SIGNS THAT YOU’VE BEEN PLAYING TOO MANY SNK GAMES


1. You name your boyfriend Andy and insist that the two of you are engaged.

2. You spend days, weeks, even months trying to perfect the Haohmaru hairdo.

3. And you actually succeed at it.

4. You find yourself... hmmmhahaha... talking like various... SHAAAAH!... SNK characters... ORA
ORA!... from time to time. SHIIINGO KIIIICK!

5. You won’t listen to Mozart’s music because his first name is Wolfgang and it creeps you out.

6. You keep daydreaming of how great it'd be to hear Kim Kaphwan singing karaoke.

7. Out of desperate admiration for Haohmaru or Chin Gentsai, you become a compulsive sake drinker.

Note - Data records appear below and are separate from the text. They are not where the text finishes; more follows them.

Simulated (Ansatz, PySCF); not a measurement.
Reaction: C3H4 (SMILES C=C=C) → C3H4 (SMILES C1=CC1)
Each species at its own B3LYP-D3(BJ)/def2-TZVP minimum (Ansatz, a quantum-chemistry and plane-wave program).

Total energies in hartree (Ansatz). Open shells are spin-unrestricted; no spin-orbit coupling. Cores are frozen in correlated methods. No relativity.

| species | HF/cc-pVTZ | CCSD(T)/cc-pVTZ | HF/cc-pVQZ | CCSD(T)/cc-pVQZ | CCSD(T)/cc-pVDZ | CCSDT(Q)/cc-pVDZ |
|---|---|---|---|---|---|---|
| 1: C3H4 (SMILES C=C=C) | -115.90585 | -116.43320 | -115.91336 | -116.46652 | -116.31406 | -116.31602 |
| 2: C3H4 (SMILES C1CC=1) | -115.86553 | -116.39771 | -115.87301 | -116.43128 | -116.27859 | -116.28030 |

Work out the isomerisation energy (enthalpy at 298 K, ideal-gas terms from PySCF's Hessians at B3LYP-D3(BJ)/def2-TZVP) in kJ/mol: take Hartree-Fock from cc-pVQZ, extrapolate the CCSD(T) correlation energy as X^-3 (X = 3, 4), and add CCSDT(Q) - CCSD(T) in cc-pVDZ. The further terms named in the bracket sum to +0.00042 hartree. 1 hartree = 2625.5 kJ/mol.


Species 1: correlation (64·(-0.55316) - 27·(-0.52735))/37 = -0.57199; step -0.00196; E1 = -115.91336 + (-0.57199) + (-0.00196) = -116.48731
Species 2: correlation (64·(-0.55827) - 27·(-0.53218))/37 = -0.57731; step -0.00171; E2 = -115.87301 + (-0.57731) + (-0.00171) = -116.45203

8. The only women you’re continually exposed to are the likes of Mai, Shermie, Mature and Vice. As
a result, you keep wondering why real-life women have such small breasts.

9. You dress your little sibling's Barbie dolls in Neo-Geo characters' costumes. ("Hi, Mai! Wanna hop
in my new Corvette?" "Sure, Andy!")

10. You become an avid fan of judo matches just because you hope to see Goro Daimon one day.

11. You've legally changed your last name to Bogard, Shiranui, Tachibana, Kusanagi or Yagami.

12. You own one or more of the following:

A huge metal ball with a chain.

A glove with a claw on it.

A long, three-sectioned staff.

13. You go around hitting people with your basketball like Lucky Glauber.

14. You'd really, REALLY like to see Kyo and Iori vent out their frustrations on the Jerry Springer
show.

15. When Geese Howard got thrown off the building... you cried.

16. You form a one-member Chin Gentsai fan club, hold a sake-drinking competition with yourself
and suffer a car accident later from drunk driving.

17. You are immediately appalled when you watch Nightmare on Elm Street for the first time. You
then shock the world with a sizzling news article which states that Freddy Krueger is a cheap ripoff of
Choi Bounge.

18. You think Choi Bounge is cute.

19. You can mimic the sounds of all the KOF special moves perfectly, and are notorious for bursting
out into noisy renditions of the Hisshokyaku or Yaotome on the most inappropriate occasions. (Such
as a funeral...)

20. You’re in court on assault charges, because while walking down the street, you felt
the urge to perform the Yaotome on the nearest person.

21. You think Kim Kaphwan, Chang Koehan and Choi Bounge would make a great comedy trio... the
new Three Stooges.

22. Upon becoming a dad, rather than spend money on books about parenting and how to raise kids,
you choose to simply follow the example of the three greatest fathers of all time: Kim Kaphwan,
Saishu Kusanagi and Takuma Sakazaki.

23. You enroll in a Kopoken dojo (yes, Kopoken is a real art) and are disappointed because they won't
teach any of Andy's SDM's. Same goes for Muay Thai and Joe Higashi.

24. You form a religious cult which sweeps across the nation, winning over souls from far and wide...
spreading the glorious sacred gospel of Amakusa Shiro Tokisada.

25. You actually liked the Samurai Shodown anime.

26. You write a script for King of Fighters: The Movie, with Hollywood celebrities playing the KOF
characters. (for example-- Jim Carrey as Choi Bounge, Arnold Schwarzenegger as Chang Koehan,
Freddy Prinze Jr. as Kyo Kusanagi and Jack Nicholson as Rugal Bernstein.)

27. Whenever you want to taunt somebody, you moon them and yell, “ORA ORA!”.

28. You go around looking for a martial arts school that teaches Magatama.

29. You dress like Mai.

In public.

30. You wonder why all real-life guys aren’t as hot as Iori Yagami.

31. You want to join the Yakuza when you grow up, so you can be just like your hero: Ryuji Yamazaki.

32. You and your friend have memorized the KOF 98 Ralf vs. Clark pre-fight animation, and practice it every day.

33. Said pre-fight animation is your way of attracting girls' attention. You're puzzled over why you can't get any dates.